Another message from his 140 characters: Kickers never forget a thing.
"I could probably tell you every kick, every spot on the field, for three seasons," Glockner said on the phone Monday. "These things stick with you."
Nittany Lions fans would want to know, did he ever miss a game-winner or four in a game? Plus have an extra point blocked? Glockner had it a bit easier, he said. A former soccer player, he kicked off and took long field goals for his first two years. A teammate took the shorter ones.
"All reward, no risk," Glockner said of his role. He does remember when he missed twice and the other guy missed two more. So 0 for 4, but they split the misery, and Penn won the game, although it was much closer than it should have been. Still a tough night's sleep, he said.
"I think technical problems lead to psychological problems," Glockner said. "You miss a couple, you can't figure out why, you start tweaking. Kickers can be funny. I would walk a different way to the stadium, get different food to eat. You become a creature of habit when it's going right, and when it's a bad routine, it becomes very frustrating."
Glockner remains part of a fraternity that's almost unique in sports, in terms of the empathy that crosses team lines. There was an article in Sports Illustrated last week about this fraternity, mentioning the social media vitriol, including one kicker who got "threats on Facebook from gamblers who lost money." Glockner - now a regular contributor to SI.com, Sports Illustrated's website, specializing in basketball - obviously wasn't going to feel bad if Princeton's kicker missed one against Penn, but his empathy comes easily.

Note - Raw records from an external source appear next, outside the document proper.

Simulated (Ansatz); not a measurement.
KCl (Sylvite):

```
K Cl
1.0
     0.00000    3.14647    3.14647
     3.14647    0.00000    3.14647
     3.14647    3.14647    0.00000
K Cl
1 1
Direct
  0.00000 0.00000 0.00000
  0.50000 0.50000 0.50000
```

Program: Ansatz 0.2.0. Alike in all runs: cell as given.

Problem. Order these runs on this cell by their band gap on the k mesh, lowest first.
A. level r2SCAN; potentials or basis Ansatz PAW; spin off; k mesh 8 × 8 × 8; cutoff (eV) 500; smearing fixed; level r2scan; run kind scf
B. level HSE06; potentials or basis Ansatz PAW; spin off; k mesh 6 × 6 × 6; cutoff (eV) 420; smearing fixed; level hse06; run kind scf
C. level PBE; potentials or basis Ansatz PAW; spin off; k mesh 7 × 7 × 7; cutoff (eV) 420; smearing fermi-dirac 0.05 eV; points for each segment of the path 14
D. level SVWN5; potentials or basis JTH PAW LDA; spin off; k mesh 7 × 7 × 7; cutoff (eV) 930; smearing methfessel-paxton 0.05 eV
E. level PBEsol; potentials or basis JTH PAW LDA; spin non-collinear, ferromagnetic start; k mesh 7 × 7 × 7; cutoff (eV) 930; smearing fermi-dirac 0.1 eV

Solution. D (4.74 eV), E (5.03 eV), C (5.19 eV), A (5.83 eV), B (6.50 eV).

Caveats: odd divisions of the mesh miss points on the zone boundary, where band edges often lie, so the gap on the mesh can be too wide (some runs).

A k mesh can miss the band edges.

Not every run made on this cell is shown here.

"I never really claimed to play football. I was on a football team," Glockner said. "Kicking is not like anything else in football. You have a specific skill. You know you have to do it right. Offensive tackles respected you if you did it right. But there's really no outside excuse if you miss. It's not fatigue. You're not getting hit 20 times."
After being so good his first year, Glockner said he had no idea why he was "terrible" (in his own words) the next. He did make a couple against Brown late that junior season, he said, that led him into the offseason feeling OK about himself, and for no particular reasons he was on the money again as a senior. But he knows Ficken won't easily shake last Saturday off this season.
"He picked a bad day to have a bad day," Glockner said. "It sticks with you. The kid may make his next eight, but he still will be thinking about the kick he missed against Virginia.''
Glockner obviously realizes kicking for Penn isn't the same as kicking for Penn State.
"It mattered to us for sure," he said. "But it wasn't like kicking for a national title at Florida State."
Still, considering all that has gone at Penn State, Glockner admitted to being stunned at the vitriol being directed at a 19-year-old who was supposed to be a backup until Anthony Fera transferred to Texas after the NCAA sanctions were announced at Penn State. When Glockner expressed his outrage at the outrage, retorts came back along the lines of, "Why can't we just be normal football fans?"
It isn't all ugliness toward Ficken, who had been all-state in Indiana in high school, and once kicked a 52-yarder. Ficken tweeted himself Saturday, "Appreciate all the support from teammates, friends, family, and nittany nation." Apparently realizing Nittany Nation wasn't united in that support, Ficken re-tweeted a different message Monday from teammate T.J. Rattigan: "Rise above hate."
Kicking is such a psychological existence, doesn't expressing mass social-media outrage at a kicker after a tough miss at least slightly increase the odds he will miss again?
Glockner, who lives in Colorado now, sees the same kinds of words from fan bases across the nation when the kicker misses the big one (or a bunch of ones).
"I'm kind of glad I didn't kick in this era," Glockner said. "I think the scrutiny is just unbelievable."